Is EU's Schengen border-free dream at an end?
- Published
The ability of Europeans to travel freely the length and breadth of their continent, from Bordeaux to Bratislava, Stockholm to Sicily, has been hailed as "Europe's biggest achievement". But is it an achievement in peril?
No matter whether it's for work or pleasure, study or sunshine, whether it's people or products flowing east and west, north and south, freedom of movement is the lifeblood of Europe's union.
However, the arrival of more than a million people in the past year, many of them refugees, with all the challenges, political and practical, that brings, is straining Europe. And it has led to suggestions that Europe's borderless zone could vanish.
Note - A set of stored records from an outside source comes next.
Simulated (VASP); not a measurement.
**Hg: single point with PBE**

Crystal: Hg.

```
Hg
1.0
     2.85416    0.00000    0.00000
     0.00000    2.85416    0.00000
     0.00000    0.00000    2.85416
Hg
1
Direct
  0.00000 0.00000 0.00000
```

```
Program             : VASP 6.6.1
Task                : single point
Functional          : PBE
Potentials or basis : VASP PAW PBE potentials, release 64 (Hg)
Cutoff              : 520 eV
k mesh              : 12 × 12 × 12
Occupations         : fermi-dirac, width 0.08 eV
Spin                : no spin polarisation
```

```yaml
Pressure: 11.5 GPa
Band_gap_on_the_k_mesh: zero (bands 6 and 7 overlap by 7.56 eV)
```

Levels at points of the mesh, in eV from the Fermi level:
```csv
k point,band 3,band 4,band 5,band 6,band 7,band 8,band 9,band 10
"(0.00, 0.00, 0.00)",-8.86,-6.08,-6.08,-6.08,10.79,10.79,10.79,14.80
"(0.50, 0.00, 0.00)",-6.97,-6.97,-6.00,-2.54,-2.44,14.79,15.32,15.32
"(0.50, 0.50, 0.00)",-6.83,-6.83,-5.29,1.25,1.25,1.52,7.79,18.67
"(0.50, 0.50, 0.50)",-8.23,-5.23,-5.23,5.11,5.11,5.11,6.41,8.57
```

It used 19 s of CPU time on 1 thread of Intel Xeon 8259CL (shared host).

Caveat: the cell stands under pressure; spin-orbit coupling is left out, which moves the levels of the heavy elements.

Most of the new arrivals have come through Greece, sitting as it does on the edge of the passport-free Schengen area.
Greece has been told by the European Commission that it's failing in its duty to protect Europe's external frontier. And European leaders have warned that there are just weeks to "save" Schengen.
So are the borders about to go back up?
Europe's Schengen states
In response to the refugee crisis, half a dozen countries already have varying degrees of temporary border controls.
The toughest are between Sweden and Denmark, where all travellers have to show identity documents.
Elsewhere, such as between Germany and Denmark, Austria and Germany, Slovenia and Austria, people still flow freely, although police do spot-checks looking for migrants and smugglers and stop random travellers.
But there are 26 nations in Schengen, so for the vast majority of Europeans travelling around their continent, at present, there's little change. It's only along the route taken by refugees heading north through Europe that checks are in place.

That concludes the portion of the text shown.